The Dodgers handed Kershaw a two-run cushion after two innings on home runs by Joc Pederson and Yasiel Puig. The cushion was squandered by the end of the third. Gorkys Hernandez supplied the first blow in the second inning. Kershaw fell behind 3-0 before battling back to run the count full. But Hernandez smacked a 92-mph fastball through the left side for an RBI single.

In the third inning, Abiatal Avelino delivered a pinch-hit single and scored from first base on Hunter Pence’s double into the left field corner on what would’ve been a close play at the plate had catcher Yasmani Grandal not dropped the ball before applying a tag. Joe Panik then lined a first-pitch fastball to left field to score Pence and move the Giants in front.

The Dodgers responded with a three-run fifth inning, an outburst capped by Kershaw’s soft two-run single to right field against left-hander Ty Blach. He’ll finish the season with seven RBIs and a .239 batting average.

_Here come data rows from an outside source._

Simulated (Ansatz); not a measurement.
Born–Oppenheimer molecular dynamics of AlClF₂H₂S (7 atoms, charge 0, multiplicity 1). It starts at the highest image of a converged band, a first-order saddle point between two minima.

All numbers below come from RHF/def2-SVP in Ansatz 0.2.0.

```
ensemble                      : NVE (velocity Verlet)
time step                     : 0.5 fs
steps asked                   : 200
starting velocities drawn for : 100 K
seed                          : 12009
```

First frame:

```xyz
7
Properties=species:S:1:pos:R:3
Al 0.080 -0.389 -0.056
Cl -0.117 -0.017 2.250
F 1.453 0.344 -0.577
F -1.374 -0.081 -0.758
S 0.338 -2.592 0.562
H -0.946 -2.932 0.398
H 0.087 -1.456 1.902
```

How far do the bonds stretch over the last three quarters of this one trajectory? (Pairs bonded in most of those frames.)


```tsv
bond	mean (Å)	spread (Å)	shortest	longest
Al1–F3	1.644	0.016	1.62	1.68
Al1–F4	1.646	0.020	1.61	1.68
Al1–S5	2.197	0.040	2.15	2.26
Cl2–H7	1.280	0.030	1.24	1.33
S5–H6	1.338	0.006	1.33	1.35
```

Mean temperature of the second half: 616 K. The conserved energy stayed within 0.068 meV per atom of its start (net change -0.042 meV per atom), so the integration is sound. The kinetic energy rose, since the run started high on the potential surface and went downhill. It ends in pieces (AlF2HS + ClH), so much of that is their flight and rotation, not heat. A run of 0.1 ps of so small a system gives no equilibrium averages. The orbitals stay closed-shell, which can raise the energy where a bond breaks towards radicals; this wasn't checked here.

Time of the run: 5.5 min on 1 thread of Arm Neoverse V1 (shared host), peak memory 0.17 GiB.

For Kershaw to pitch again this season, the Dodgers must advance to the National League Division Series; Kershaw likely would start Game 1 against the Atlanta Braves on Thursday. For that to happen, they need to either claim the NL West title or win the NL wild-card game Tuesday. Saturday was a step in that direction. Kershaw wasn’t nearly his best, but he was good enough. Now, he must wait.

“Five straight division titles, making the playoffs this year, made the playoffs my first two years, that’s like eight out of 11 or something, something ridiculous,” Kershaw said. “That’s not lost on me. I understand how incredible that is. It’s just a testament to this organization. And I’m thankful. I’m thankful I got to be here. I’m thankful I got to grow up here.”